With the exception of Sam and Mikaela, in fact, humans seem like afterthoughts in “Revenge.”
Agent Simmons (John Tuturro), a once-powerful government spook reduced to working at his mom’s deli, is present solely as an object of mockery.
He sports tiny tighty-whities and what one character calls a “pubic hair afro.” He raves about alien conspiracies. He makes cracks about dangling robot testicles.
Robot balls? Why, that’s about as funny as potty humor, marijuana-crazed moms and jive-talking Transformer twins.
Michael Bay reportedly described the tone of “Transformers: Revenge of the Fallen” as “Ben-Hur” meets “Apocalypse Now.”
That’s true, if you combined the slowest, dustiest parts of William Wyler’s sword-and-sandal saga with the most bizarre elements of Francis Ford Coppola’s Vietnam War epic.

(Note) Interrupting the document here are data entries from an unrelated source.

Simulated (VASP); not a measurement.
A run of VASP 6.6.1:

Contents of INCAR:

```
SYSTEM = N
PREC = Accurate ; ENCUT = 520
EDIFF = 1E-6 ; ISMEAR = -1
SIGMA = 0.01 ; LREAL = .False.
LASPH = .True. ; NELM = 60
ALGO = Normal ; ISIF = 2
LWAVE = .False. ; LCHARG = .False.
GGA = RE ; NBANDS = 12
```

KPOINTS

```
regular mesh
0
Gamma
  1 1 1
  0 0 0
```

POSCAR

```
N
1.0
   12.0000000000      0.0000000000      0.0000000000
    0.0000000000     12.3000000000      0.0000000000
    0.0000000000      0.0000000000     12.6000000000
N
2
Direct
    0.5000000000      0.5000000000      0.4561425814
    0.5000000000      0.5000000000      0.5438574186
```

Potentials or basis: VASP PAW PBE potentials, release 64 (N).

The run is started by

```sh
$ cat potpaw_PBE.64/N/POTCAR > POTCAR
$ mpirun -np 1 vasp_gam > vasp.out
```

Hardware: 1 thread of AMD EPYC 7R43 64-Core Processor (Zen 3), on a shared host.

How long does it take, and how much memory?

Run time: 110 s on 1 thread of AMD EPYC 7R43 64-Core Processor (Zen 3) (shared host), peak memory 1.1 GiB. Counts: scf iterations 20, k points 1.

But why in the world would you want to do that?



The Man from Moqui :
Date: July 7, 2009 @ 7:56 am
I can’t believe I’m writing this, but can we have some character development in our action movies, pleeze!
Masked Avenger :
Date: July 10, 2009 @ 11:44 am
Roger Ebert described “Transformers: Revenge of the Fallen” as “a horrible experience of unbearable length.” Ouch.